Joining datasets based on ranges

JMthinkrf · June 16, 2023, 3:25pm

I am hoping to join two datasets but I need to do so based upon a range. For example, assume I have the following dataset #1:
LOWER UPPER COLOUR
1 50 Red
51 63 Green
75 100 Yellow
125 500 Purple

Dataset#2 might look like:
NAME VALUE
George 23
Frank 82
Henry 71
Sally 222

And the joined dataset then should look like this:
NAME VALUE COLOUR
George 23 Red
Frank 82 Yellow
Henry 71
Sally 222 Purple

My actual datasets are much more complicated than these, and there are more fields in the join (which aren’t ranges), but hopefully, that gets the idea across.

Is this possible within Quicksight? My only option right now is through a very long calculated field, which is growing longer by the day.

Sanjeeb2022 · June 16, 2023, 3:32pm

Hi @JMthinkrf - What is the source of this data set? If it is relational, can we create custom field which will have one value w.r.t range and also put same logic to have custom field in data set 2. Then you can have a inner join for both data sets.

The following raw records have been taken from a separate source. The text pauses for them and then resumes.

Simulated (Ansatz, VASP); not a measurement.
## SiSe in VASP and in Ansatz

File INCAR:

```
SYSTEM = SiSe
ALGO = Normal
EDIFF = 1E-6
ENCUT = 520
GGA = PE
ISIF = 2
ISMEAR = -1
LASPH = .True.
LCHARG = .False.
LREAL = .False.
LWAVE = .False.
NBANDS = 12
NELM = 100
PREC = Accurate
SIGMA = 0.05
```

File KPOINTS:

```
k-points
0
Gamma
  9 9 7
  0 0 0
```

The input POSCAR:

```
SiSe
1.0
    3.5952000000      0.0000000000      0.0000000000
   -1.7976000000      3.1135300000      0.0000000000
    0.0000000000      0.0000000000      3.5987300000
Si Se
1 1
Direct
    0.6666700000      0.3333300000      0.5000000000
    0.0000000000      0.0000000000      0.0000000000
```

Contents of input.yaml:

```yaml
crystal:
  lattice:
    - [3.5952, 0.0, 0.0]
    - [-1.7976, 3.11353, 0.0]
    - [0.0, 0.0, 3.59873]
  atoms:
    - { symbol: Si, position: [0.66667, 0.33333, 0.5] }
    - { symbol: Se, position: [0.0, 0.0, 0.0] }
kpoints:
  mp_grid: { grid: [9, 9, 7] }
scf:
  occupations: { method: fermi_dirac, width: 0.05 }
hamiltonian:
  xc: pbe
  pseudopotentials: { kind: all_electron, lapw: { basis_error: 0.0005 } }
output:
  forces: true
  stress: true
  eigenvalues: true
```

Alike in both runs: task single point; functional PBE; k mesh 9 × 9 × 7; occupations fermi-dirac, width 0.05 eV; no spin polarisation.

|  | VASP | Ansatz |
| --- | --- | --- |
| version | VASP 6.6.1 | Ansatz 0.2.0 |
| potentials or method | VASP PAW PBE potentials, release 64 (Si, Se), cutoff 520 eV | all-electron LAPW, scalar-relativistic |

If the data source is relational, custom sql will really helpful to create derive fields which can be used as join in the data set.

Hi @ArunSanthosh @eperts - Any advise on this.

Regards - Sanjeeb

David_Wong · June 16, 2023, 5:28pm

@Sanjeeb2022

I’m not a SQL expert but wouldn’t a query like this work?

SELECT
Table2.Name,
Table2.Value,
Table1.Colour
FROM Table2
INNER JOIN Table1
ON Table2.Value BETWEEN Table1.Lower AND Table1.Upper

If it’s a valid query and the data is in Excel or CSV files, this can be done in Athena, right?

Sanjeeb2022 · June 16, 2023, 5:55pm

Hi @David_Wong - Good one not sure whether it will throw an error or not, however I will test it and get back to you. As per my knowledge join should have always equal or not equal, never see a between clause

My idea is to have a derive column at run time using custom sql which will give one column and that can be used as joining condition.

I agree with you, if it is a valid query, then athena can work.

Hi @JMthinkrf - Is it possible to check whether the sql is valid or not.

Regards - Sanjeeb

David_Wong · June 16, 2023, 6:00pm

@Sanjeeb2022
You can have greater than or less than in a join clause, so if BETWEEN is not allowed, we can always change it to >= and <=.

Sanjeeb2022 · June 16, 2023, 6:03pm

Thanks @David_Wong . Let’s wait for the outcome from @JMthinkrf . If the data volume is less, it will good , if the data volume is high, it may take some time as it will do a full scan.

However it is a cool solution.

Regards - Sanjeeb

JMthinkrf · June 16, 2023, 6:21pm

Thanks for the ideas @Sanjeeb2022 and @David_Wong. I’m not an SQL expert myself, but I will try out David’s suggestion next week and post here success or failure. With the SQL concept, I can probably simplify Dataset #1 into a continuous range, and then just use a < operator to select, filling in the blanks in the table with “null”.

JMthinkrf · June 19, 2023, 9:11pm

I put together something based more or less on @Sanjeeb2022 's first suggestion:

Created a dataset with an inner join of the two datasets, with dataset2 as the primary
Created a calculated field that is true if VALUE was between LOWER and UPPER, or if COLOUR was null (so that the Henry 71 entry from dataset2 is still included)
Filtered the dataset on whether the calculated field is true.

I haven’t experimented yet with the full larger dataset, but it seems to be working so far.

Sanjeeb2022 · June 20, 2023, 7:44am

Thank you @JMthinkrf for the confirmation, glad it is working fine. Can you please marked the suggestion as solution so that it will help other community members as well.

Have a great week ahead.

Regards - Sanjeeb